The 53-year-old campaign strategist and lobbyist is an advocate for labor unions -- and for the Indian gambling operations that fight them. He sells his high-priced expertise to personal-injury and workers’ compensation attorneys, while separately peddling advice to business interests the lawyers sue.
And the wiry, wealthy, sharply dressed Ross wears a rack of hats in guiding the careers of numerous Democratic politicians whose ambitions are often on a collision course with those of other Democratic politicians.
Now, the widely acknowledged master of blurring the line is toeing the line as manager of Lt. Gov. Cruz Bustamante’s campaign in the Oct. 7 gubernatorial recall election.
It’s another split-personality assignment for Ross. Bustamante, like Ross and most of his clients, says he wants Californians to vote no on removing Gov. Gray Davis from office. If voters do approve the recall, however, Bustamante hopes they choose him on the companion ballot item to select a successor, with Ross plotting the game plan.
“We all live in a very complex society,” Ross said. “It’s just the way it is.”
His way is unusual even within the lax realm of Sacramento’s ethical complexities. Ross, who has worked for at least 15 legislators and statewide officeholders in the last two years, is the only top-shelf election mastermind who openly doubles as an arm twister in the halls of the Capitol.
Bustamante said he is untroubled by Ross’ tangled enterprises as a consultant-lobbyist.

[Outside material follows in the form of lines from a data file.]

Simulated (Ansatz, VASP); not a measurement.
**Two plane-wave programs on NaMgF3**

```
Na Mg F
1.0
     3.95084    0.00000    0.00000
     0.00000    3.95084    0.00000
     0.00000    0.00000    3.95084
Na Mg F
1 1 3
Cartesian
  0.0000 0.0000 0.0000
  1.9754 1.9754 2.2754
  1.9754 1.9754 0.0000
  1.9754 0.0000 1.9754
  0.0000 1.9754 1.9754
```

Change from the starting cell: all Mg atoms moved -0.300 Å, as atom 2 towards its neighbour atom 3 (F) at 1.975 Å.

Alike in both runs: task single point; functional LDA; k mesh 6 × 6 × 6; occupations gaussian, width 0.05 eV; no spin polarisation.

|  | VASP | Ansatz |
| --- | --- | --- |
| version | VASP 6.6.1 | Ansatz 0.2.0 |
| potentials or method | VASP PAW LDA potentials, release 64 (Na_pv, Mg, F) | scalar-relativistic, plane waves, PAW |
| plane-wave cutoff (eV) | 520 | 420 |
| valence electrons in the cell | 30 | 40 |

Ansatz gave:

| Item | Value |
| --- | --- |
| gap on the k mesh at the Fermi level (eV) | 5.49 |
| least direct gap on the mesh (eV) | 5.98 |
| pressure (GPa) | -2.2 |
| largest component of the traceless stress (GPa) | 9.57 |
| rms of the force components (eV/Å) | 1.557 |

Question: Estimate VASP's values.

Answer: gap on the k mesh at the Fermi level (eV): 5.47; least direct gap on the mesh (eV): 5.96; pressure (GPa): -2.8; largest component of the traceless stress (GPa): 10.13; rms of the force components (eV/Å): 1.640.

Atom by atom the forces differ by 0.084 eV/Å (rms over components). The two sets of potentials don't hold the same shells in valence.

“We have a really interesting relationship,” the lieutenant governor said. “The reason that relationship is a good one is that not all of my friends have to be his friends and not all of his friends have to be mine.”
Ross’ dual role allows him to pitch legislation on behalf of labor and corporate patrons to lawmakers he helped put in office. Critics say it presents an inevitable conflict of interest -- and it could supply ammunition to Davis’ and Bustamante’s opponents, especially Republican actor-turned-recall-candidate Arnold Schwarzenegger, who has promised to bring an outsider’s broom to Sacramento.
“Who is he really representing?” Bob Stern, president of the Los Angeles-based Center for Governmental Studies, said of Ross.
“You should not be a political consultant and lobbyist at the same time,” Stern said. He said that what Ross does should be illegal.
It would be if two bills circulating through the Legislature were enacted. Ross holds the distinction of having inspired the proposed laws, which would prohibit campaign consultants from lobbying in many circumstances.
The bills are payback for a Ross outburst in June, when he screamed threats -- characteristically profane -- at two Assembly staff members whose bosses refused to support a successful measure that gives tax credits to farmers who provide health insurance for workers.
The tax legislation was co-sponsored by the United Farm Workers of America, which Ross has worked for since 1969. The Brooklyn native got his start in political activism as a disciple of Cesar Chavez.
“I admittedly used aggressive tactics,” Ross said of the June episode. “I didn’t think it was a big deal at the time.”
Folks who know Ross say the dust-up typified the contradictions that define him. They say he remains devoted to underdogs like the UFW, but is quick to bully anyone who gets between him and what he wants.
And he is not shy about wanting it all -- both a reputation as a champion of the less privileged, and the material rewards of representing the well-heeled.
The spoils include title to a Sacramento office building and a 215-acre cattle ranch a 45-minute drive away in Lincoln, where Ross lives with his wife, Juana, a former farm worker. They have four grown children, two of whom followed him into the business.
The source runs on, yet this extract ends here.